ImprovementCompany 2 celebrating GB2 © Alphabet IP

It is not uncommon to develop a patentable technology, such as a product or a process that is an improvement on one that already exists – and which may well be owned by someone else.

Research and development is often based on identifying and exploiting gaps in the state-of-the-art technology after a technology landscape study or a literature review.

Making improvements on already existing technologies is one of the ways in which technological development occurs and increases in efficiencies can be achieved, for example, where material performances can be maximized and manufacturing costs can be further reduced.

However, what happens when an inventor develops a patentable invention that is an improvement over an already existing patented invention?


An invention that is an improvement over an original invention is still a patentable invention if it comprises features that are novel and inventive over the original. The original can be viewed as “prior art” and for the purposes of patentability, the Patent Office isn’t really interested in the legal status of the original invention.

This means that whether or not the original product is disclosed in a scientific journal publication or is subject matter from a patent that is still in force is not really a concern for the Patent Office. In either case, the journal publication and patent are assessed by their date of publication being before the filing date of the patent application as prior art – used for examining whether or not the patent application in question is patentable.

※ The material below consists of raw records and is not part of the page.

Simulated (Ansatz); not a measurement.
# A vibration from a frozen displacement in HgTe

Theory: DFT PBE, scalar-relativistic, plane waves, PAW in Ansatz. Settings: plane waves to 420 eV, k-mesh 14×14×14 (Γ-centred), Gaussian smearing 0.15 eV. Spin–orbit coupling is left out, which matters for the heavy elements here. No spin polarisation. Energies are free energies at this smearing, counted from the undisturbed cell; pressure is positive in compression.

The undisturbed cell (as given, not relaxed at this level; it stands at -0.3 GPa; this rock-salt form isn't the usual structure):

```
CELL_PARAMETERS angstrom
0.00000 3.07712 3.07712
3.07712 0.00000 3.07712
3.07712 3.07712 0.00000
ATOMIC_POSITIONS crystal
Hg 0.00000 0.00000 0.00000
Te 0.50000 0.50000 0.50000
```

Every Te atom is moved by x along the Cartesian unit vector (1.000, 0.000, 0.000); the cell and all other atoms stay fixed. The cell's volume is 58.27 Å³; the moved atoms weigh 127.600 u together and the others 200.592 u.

So if an applicant or inventor comes across some information in the public domain and then has a eureka moment and ends up developing an ‘improvement’ to what they had previously come across, then their improvement may well be the subject of a patentable invention. The information they used – is simply, prior art.

The legal status of the prior art is not really in question when it comes to patentability. Instead, the main issue is whether the original information was publicly available, i.e., that the applicant or inventor was free in law and equity to access the information, and that it was not otherwise confidential information and that there was no breach of confidence.

The Patent Examiner needs to assess the search results, i.e., the subject matter that forms part of the state of the art that was made available to the public prior to the priority date of the patent application. If so, then the Patent Examiner will assess the prior art – including the original information in the above example – against the novelty and inventiveness of the patent application.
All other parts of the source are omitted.